All the Benjamins (or Yusof Ishaks if you’re Singaporean) in the world wouldn’t be any good unless you’re the only one with it

Lately, I’ve been doing some research on property investment and as a result, my Facebook and instagram feed has been flooded with sponsored ads which promise to teach you how to get rich through property investment with little to no money down.

Obviously, such ads are targeted at the mass-market investor because a common feature of such ads is how a couple with less than average household income in Singapore can afford a second property. A variant would be how “average Singaporeans” can own multiple properties with little to no cash down.

Personally, I’ve not attended any of these workshops but from what I’ve heard, the thing that they’re selling is co-owning multiple properties with numerous other owners or by leveraging up to your eyeballs (within the legal limits, of course) to afford the second mortgage.

Goodhart’s Law explains why the workshops are stupid

If you grew up in Singapore during the 90s, a popular idea at that time was that success meant having the 5Cs – Cash, Credit Card, Condo, Car, and Country Club membership.

Today, the aspirational quality of the credit card and country club membership has fallen by the wayside simple because it’s no longer difficult to obtain one.

I can’t say exactly when this happened but it has become a whole lot easier to get a credit card issued by a bank in Singapore. Although the credit limit wasn’t high, I remember getting two cards in the mail from my bank upon graduating from University. I didn’t even need to fill in an application or have a job. Ditto for the country clubs when NTUC and SAFRA* decided to get in the business and lower the barriers to entry for a membership.

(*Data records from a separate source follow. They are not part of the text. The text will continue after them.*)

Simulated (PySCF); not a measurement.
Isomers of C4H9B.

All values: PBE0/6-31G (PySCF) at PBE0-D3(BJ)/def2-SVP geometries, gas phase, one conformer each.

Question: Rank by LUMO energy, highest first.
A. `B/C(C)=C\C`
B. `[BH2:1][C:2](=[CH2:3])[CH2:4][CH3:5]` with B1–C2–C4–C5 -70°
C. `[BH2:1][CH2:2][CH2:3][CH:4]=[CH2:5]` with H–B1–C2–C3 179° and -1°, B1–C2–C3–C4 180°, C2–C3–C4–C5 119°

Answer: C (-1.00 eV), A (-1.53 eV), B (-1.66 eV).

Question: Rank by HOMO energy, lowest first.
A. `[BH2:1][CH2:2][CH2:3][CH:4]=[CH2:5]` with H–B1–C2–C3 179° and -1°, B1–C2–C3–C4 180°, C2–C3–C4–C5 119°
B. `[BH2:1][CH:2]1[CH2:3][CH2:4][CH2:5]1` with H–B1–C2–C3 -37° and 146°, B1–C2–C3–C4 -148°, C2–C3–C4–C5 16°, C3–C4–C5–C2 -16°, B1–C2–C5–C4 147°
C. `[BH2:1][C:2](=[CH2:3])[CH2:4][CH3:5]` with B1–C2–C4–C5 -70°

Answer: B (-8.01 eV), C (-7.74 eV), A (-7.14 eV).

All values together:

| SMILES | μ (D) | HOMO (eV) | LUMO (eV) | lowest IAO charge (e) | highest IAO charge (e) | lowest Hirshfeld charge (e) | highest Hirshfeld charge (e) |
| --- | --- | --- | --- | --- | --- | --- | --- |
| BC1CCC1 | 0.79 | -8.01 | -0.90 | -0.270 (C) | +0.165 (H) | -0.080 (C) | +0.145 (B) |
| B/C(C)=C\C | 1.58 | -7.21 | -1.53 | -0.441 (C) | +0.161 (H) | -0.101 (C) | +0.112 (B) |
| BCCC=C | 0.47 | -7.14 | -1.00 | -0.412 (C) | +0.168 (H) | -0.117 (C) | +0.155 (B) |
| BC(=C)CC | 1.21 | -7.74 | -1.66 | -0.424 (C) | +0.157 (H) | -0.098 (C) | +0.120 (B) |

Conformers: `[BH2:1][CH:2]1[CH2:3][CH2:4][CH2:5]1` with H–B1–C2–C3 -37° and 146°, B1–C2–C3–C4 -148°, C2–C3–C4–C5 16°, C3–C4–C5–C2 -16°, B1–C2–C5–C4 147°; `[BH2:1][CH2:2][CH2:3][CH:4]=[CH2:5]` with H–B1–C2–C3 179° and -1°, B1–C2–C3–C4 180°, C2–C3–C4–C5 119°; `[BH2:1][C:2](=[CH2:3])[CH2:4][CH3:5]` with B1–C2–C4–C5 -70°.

These days, no one talks about getting credit cards or a country club membership because basically everyone has one. If we apply our imagination to cars, we can also conclude that once everyone has a car, it stops becoming an aspiration. After all, if everyone has a car, we would just end up with worse traffic and the rich would have then progressed to helicopters. Jakarta’s a perfect example of this.

In a twisted way, this is a version of Goodhart’s Law where the measure becomes useless when the measure itself becomes the target.

If having a car is a sign that one is rich, we would all work towards having a car to signal that we’re rich. However, that would eventually make having a car a terrible measure of wealth.

So, back to the property workshops that cater to the masses. The same logic means that if the masses could get rich through investing in property, they’ll quickly find themselves back in the middle if most people are able to invest in private property as well.

How to get ahead

Now, I have nothing about attaining material goods or getting wealthy. However, what most people need to recognise is that really wealthy people don’t buy stuff if it’s going to strain them financially.

A rich person wouldn’t own 39 properties on the maximum loan tenure in his/her own name with the solvency dependent on the rental income. If they can’t get tenants, they would still be able to pay off the mortgage and put food on the table.

Similarly, if you drive a fancy car but you have to hustle 14-16 hours a day and take on side gigs just to pay off the car loan and petrol, then owning a car isn’t exactly a sign of wealth.

So getting ahead shouldn’t be measured by something determined by others. You shouldn’t be getting a fancy car or apartment just because others think that’s what it takes to be a successful person.

Your success needs to defined by you.
On your own terms.
At your own pace.

So please, don’t be stupid.

Notes:
*NTUC is the co-operative that is the de-factor labour union in Singapore while SAFRA is basically the leisure and lifestyle arm of the Singapore Armed Forces. In short, these two organisations are about as mass-market as it gets because they represent the workers and the armed forces service staff.